CMC sent a letter [ view /download ] to Lora MacEachern, the Deputy Minister of Environment and Climate Change, Aug.04, 2023, requesting that the department set up a Technical Steering Committee.
The committee membership would include the CMC along with HRM, the owner of the Otter Lake Landfill as well as Mirror Nova Scotia, the operator, as provided for under the terms of the department’s 2022 conditional approval that permitted changes in the way the landfill functions.
One of the conditions was that compostable waste should not exceed 10 per cent of the total amount of municipal solid waste landfilled by mass. That target has not yet been reached and under HRM’s current plan, the municipality will not attain compliance until March 31, 2026. (See the presentation of Andrew Philopoulos, HRM’s director, Solid Waste Resources, which is also posted on this site.)

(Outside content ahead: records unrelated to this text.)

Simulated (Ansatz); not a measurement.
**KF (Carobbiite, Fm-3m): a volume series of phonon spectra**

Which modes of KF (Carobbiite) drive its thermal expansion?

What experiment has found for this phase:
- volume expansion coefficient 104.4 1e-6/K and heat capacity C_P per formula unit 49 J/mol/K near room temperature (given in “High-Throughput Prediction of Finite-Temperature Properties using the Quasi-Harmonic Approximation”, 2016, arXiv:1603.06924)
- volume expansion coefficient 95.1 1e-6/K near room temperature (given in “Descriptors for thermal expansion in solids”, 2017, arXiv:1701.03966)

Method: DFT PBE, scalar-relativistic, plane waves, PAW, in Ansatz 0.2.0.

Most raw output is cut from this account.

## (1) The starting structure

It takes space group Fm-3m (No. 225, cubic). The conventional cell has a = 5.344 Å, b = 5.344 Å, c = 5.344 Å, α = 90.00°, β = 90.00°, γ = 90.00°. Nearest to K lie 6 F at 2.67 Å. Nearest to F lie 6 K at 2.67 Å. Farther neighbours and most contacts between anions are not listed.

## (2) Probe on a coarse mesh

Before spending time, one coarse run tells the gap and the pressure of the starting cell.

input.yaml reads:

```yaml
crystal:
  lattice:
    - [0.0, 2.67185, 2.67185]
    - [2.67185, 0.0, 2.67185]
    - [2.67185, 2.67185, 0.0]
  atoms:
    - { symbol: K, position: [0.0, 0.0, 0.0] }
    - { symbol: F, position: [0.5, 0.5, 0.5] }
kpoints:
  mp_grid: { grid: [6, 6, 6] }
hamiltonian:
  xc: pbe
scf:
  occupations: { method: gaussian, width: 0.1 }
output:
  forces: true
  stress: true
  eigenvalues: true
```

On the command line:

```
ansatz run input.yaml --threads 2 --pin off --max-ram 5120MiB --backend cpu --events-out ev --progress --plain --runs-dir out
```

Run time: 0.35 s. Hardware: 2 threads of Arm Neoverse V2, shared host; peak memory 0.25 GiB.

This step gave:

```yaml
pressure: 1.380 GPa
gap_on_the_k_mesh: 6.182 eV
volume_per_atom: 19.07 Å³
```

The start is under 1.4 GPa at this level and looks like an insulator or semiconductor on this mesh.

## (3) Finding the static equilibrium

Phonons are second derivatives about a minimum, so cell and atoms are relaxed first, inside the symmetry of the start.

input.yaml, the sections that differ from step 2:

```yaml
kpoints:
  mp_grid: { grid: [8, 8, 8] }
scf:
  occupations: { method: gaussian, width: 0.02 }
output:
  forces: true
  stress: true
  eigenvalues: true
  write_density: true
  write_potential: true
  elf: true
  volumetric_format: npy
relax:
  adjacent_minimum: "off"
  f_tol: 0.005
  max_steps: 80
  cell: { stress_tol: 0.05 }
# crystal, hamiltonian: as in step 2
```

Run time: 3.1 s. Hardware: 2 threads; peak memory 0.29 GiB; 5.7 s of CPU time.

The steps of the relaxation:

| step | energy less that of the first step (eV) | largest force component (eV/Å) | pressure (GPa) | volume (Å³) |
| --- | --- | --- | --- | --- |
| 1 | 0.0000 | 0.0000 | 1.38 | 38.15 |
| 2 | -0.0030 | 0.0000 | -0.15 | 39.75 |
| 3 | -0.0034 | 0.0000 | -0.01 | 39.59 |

Yet the department’s conditional approval allowed the Otter Lake facility to turn off its front-end processor and waste stabilization facility on Dec.19, 2022, thereby eliminating the need for residential waste to undergo further sorting at the landfill. Waste is now trucked directly to a burial cell where it is dumped and compacted. The CMC is concerned by the current state of non-compliance and believes the establishment of a Technical Steering Committee could help alleviate that concern in the interests of the communities that stand to be most affected, particularly those within a five km. radius of the landfill that the CMC represents.